Committee Democrats successfully offered several other amendments to further strengthen the bill, including provisions written by: Reps. Al Lawson (D-FL); Stephanie Murphy (D-FL); Brad Schneider (D-IL); and Adriano Espaillat (D-NY). 
Mr. Lawson’s amendment focuses on supporting small businesses in later stages of the programs as they aim to bring their product to the market. By requiring SBIR programs to implement a Commercialization Assistance Pilot Program, Lawson and fellow Democrats hope to help small businesses transition from early product development phases to actually commercializing products. 
“This program is beneficial to not only small businesses, but also to the research facilities that support small business startups,” said Lawson. “I know that in my district in North Florida, our innovation hubs at Florida Agricultural and Mechanical University, Florida State University, and the University of North Florida will all benefit from the opportunity to utilize the SBIR program to help develop cutting edge technology that will see our country into the future. It is my hope that research institutions all across the country can do the same.”
Ms. Murphy’s amendment assists small businesses in commercializing their technology when obtaining government contracts. The measure would involve acquisition personnel in the SBIR and STTR program to help small businesses bring their products to the market.  Procurement Center Representatives, Offices of Small & Disadvantaged Business Utilization and Senior Procurement Executives in agencies would coordinate with appropriate agency procurement officials to help SBIR and STTR participating firms.
“This amendment will help small contractors move through the various stages of commercialization of their technology,” Murphy noted.  “The effect of the amendment will be to increase the number of knowledgeable procurement professionals who can assist small businesses to grow, create more jobs, and bring their innovative products to market.”

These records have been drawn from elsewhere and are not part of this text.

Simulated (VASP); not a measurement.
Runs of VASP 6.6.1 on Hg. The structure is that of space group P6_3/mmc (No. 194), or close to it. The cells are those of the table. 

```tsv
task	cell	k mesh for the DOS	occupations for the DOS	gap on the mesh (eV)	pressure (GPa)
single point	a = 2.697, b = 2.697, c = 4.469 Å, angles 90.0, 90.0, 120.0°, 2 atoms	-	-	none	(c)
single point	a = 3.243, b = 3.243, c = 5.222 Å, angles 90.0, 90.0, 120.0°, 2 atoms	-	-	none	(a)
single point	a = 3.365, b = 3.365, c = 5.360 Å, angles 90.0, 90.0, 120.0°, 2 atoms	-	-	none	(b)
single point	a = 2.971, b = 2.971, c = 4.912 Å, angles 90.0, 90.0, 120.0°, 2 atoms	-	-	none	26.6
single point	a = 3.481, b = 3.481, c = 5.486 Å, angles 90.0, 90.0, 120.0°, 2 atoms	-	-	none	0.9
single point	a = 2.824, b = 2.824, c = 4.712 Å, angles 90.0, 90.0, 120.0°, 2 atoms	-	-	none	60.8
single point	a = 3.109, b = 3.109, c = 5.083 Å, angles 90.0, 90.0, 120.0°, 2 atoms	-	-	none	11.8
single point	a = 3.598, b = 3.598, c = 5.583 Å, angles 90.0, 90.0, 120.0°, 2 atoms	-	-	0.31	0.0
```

An amendment authored by Representative Schneider (D-IL) will allow for a more flexible use of SBIR and STTR program funding. This amendment also encourages commercialization by increasing the amount of funding that may be used for start-up related commercialization. 
“This bill makes it easier for innovative small businesses to access the resources they need to bring their research to market,” said Schneider. “When our small businesses develop and grow, it advances not just technological innovation, but also boosts our economy and creates jobs. I’m very pleased to introduce this bipartisan amendment targeted at helping dynamic start-ups succeed.”
An amendment proposed by Representative Espaillat mandates that agencies must submit regulatory requirements to the SBA in March of every year. Congressman Espaillat’s measure requires specifically that the Department of Defense submit their goals and incentives to Congress relating to the SBIR and STTR programs. This will help hold agencies accountable and ensure they are administering the program efficiently and effectively to benefit entrepreneurs. 
"I am proud to cosponsor an amendment that will strengthen the reporting requirement of SBIR/STTR recipients to ensure that the SBA is meeting its statutory responsibilities,” said Espaillat. “It is my hope that this amendment will help ensure minority and underrepresented individuals and small business owners will be properly afforded the ability to complete all three phases of review.”
Microloan Bill 
H.R. 2056, the “Microloan Modernization Act of 2017”, was also approved by the Committee today. Authored by Murphy along with Velázquez and Rep. Seth Moulton (D-MA), the bill touches upon a number of improvements to the microloan program that have gained Congressional interest and debate in recent years.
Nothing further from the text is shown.